The Juarez Journalists Network reported three city police attacks on reporters in one week in Ciudad Juarez, Mexico. The latest came the evening of Friday, Feb. 3, when police officers arrested and beat a reporter for El Diario in the newspaper's parking lot, according to Clases de Periodismo and Objetivo Radio.
In two separate events, police attacked journalists in Mexico on Jan. 30. A reporter from the newspaper Noroeste was beaten by judicial police and his camera was taken, reported the same publication. Hours later, the reporter recovered his camera but the officers had deleted the photos he had taken of a skirmish in which three soldiers died in the city of Guasave, in the northwestern state of Sinaloa.
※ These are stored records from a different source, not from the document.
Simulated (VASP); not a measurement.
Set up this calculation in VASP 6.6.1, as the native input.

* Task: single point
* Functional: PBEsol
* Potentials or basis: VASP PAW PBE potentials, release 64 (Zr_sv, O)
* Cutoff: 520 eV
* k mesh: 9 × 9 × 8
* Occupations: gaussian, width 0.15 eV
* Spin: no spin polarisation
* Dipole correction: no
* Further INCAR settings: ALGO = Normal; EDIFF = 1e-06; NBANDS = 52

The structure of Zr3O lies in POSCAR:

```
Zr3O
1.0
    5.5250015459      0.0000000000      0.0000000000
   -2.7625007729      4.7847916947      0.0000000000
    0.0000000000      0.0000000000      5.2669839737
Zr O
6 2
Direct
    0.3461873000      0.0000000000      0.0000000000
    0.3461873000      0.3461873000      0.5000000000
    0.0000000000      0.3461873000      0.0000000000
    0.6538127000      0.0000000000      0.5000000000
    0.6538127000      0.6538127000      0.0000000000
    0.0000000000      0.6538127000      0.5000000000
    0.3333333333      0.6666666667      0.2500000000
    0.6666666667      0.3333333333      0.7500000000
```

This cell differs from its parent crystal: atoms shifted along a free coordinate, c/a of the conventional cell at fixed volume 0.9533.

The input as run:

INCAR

At least three journalists were attacked while covering a violent protest in the Bolivian capital of La Paz, reported the newspaper Jornada. Protesters from the Indigenous Council of the South also injured more than 20 police officers during the demonstration.
A Mexican journalist in Canada is fighting deportation, arguing that returning to Mexico is a death sentence for her and her family, reported CBC News and the Canadian Press. Karla Berenice Garcia Ramirez, who wrote about government corruption, sought asylum in Canada in 2008, but her application was denied in 2010, and in November 2011 a deportation order was issued, the Vancouver Sun explained.
Brazilian journalists covering anniversary celebrations for the city of São Paulo were intimidated and attacked by protesters in Praça da Sé, in the city center, on Jan. 25, reported the newspaper O Estado de São Paulo.
Brazilian journalist Karen Santiago was kidnapped the evening of Jan. 19 while photographing flooding in a neighborhood in the city of São Paulo, reported Jornal na Net.
A reporting team for the Venezuelan television broadcaster RCTV was attacked at the Central University of Venezuela's (UCV in Spanish) communications school while covering violence that erupted after the release of student election results on Jan. 18, reported the organization Public Space.
A Brazilian journalist was attacked and his camera was damaged while covering a protest on the streets of Teresina, in the state of Piauí on Jan. 19, reported TV Piauí. The reporter believes his attacker was a security guard with the Union of Urban Transport Businesses of Teresina.
Police in Uruguay's second largest city, Salto, opened an internal investigation on Jan. 19 to determine responsibility for an attack on the reporter Luis Díaz for the newspaper El Pueblo, reported the publication.
U.S. Republican presidential hopeful Newt Gingrich faced off with CNN's John King during the South Carolina debate Thursday, Jan, 19, accusing the "destructive, vicious, negative" media of making it "harder to govern this country," reported Politico. Following the debate, which King moderated, CNN’s David Gergen said on the air that Gingrich's anti-media rant represented "one of the harshest attacks that we’ve had on the press that I can remember in a long, long time,” Politico added.
An Argentine journalist was unlawfully detained after filming a violent police confrontation, reported the Argentine Journalism Forum (FOPEA in Spanish). Along with being detained for nine hours, the journalist claims police forced him to erase the recording.
President Hugo Chávez's aggressive stance against the media in Venezuela has been characterized as "totalitarian and dictatorial" by the Inter American Press Association, which considers freedom of expression under threat in the South American country.